GATE Overflow | Mock GATE | Test 1 | Question: 65

Question

Consider the following operators used in an arbitrary regular expression parsing.
(In all the below statements, capital letters denote the operator. Ignore quotes.)
'xPy' denotes a double occurrence of either x or y.
'xQ' denotes zero or one occurrence of x
'ySxSz' denotes x should be preceded and followed by at least one occurrence of y and z respectively.
Given a regular expression: bSaSabPaaQ
Which of the following strings does not belong to the above given regular expression?

• A. bbaaabba
• B. baaabb
• C. bbbaaaa
• D. baabbaaaa

Comments

A can be generated in this way,but how B can be generated?

Answer 1

part 1.bSaSa means that a should be preceeded by atleast one occurence of b and followed by atleast one occurrence of a.

part 2.bPa means a double occurrence of either a or b

part 3.aQ means zero or one occurrence of a.

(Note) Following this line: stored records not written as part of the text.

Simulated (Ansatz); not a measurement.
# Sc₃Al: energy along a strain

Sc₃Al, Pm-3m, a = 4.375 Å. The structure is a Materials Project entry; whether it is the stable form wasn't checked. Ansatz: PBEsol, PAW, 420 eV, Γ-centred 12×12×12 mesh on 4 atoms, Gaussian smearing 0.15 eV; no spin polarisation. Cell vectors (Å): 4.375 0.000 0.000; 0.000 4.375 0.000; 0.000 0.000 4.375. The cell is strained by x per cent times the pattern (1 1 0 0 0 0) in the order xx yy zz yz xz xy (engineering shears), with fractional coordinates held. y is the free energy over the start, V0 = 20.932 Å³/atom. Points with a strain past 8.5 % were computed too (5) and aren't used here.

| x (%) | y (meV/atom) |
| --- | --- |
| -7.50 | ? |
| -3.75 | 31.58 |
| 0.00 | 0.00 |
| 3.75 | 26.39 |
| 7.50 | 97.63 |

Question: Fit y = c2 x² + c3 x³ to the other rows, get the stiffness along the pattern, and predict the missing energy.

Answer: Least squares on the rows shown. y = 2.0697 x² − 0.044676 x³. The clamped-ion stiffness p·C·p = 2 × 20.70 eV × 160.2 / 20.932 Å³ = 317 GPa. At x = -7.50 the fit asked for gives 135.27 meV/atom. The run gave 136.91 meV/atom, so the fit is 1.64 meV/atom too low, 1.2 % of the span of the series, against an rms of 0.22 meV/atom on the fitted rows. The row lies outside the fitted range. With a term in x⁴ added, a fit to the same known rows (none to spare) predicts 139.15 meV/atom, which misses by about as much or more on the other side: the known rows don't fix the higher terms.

So in all the strings these rules need to be followed.We will break the strings into 3 part so that application of all the rules can be examined efficiently.

1. bbaaabba - 

         bb-a-aa part 1 

        bb means part 2 double occurence of b and a is part 3 one occurence of a So it belongs to the given regular expression.

       2.    baaabb 

         b-a-aa part 1 satisfied bb part 2 satisfied zero occurrence of a part 3 satisfied . So it also belongs to the regular expression.

       3. bbbaaaa 

       bbb-a-a part 1 satisfied aa part 2 satisfied  zero occurrence of a part 3 satisfied . So it also belongs to the regular expression

       4. baabbaaaa

      b-a-a part1 bb-part 2 but aaaa doesnt account here . So it does not belong to the regular expression.

 

Comments

it is given in the question that which of the strings does not belong to RE according to your explaination  D does not belong to RE so answer is 1

---

@suyash sayankar ya option 4 i.e d and only 1 doesnt belong to it

---

But in question it is not clearly told what they want
They want option number of string not in the regex or how many strings are not in regex.

It should have been designed as MCQ.

Answer 2

Convert $bSaSabPaaQ$  into standard regular expressions = $b^+aa^+(bb+aa)(\lambda + a)$. Now, it is very easy and efficient.

Answer 3

We can convert the rules as:

Rule1 = xPy = $(xx+yy+xxy+xyy)$

Rule2 = xQ = $(\epsilon + x)$

Rule3 = ySxSz = (yy*xzz*)

 

Convert the given regular expression:

bSaSaBPaaQ = $(bSaSa)(bPa)(a+\epsilon)$

=>$((Rule3)(Rule1)(Rule2))$

 

Now using bottom up parsing, it is easy to that above regex can't generate D.
$baabbaaaa$ => $(baa)bbaaaa$ => $(Rule1)bbaaaa$

Now we can either reduce $bba$ or $bb$ which will match to rule2 but in both reductions, there will be either $aaa$ or $aaaa$ remaining to be reduced which doesn't match Rule3.

(Please comment if I missed something or did something wrong.)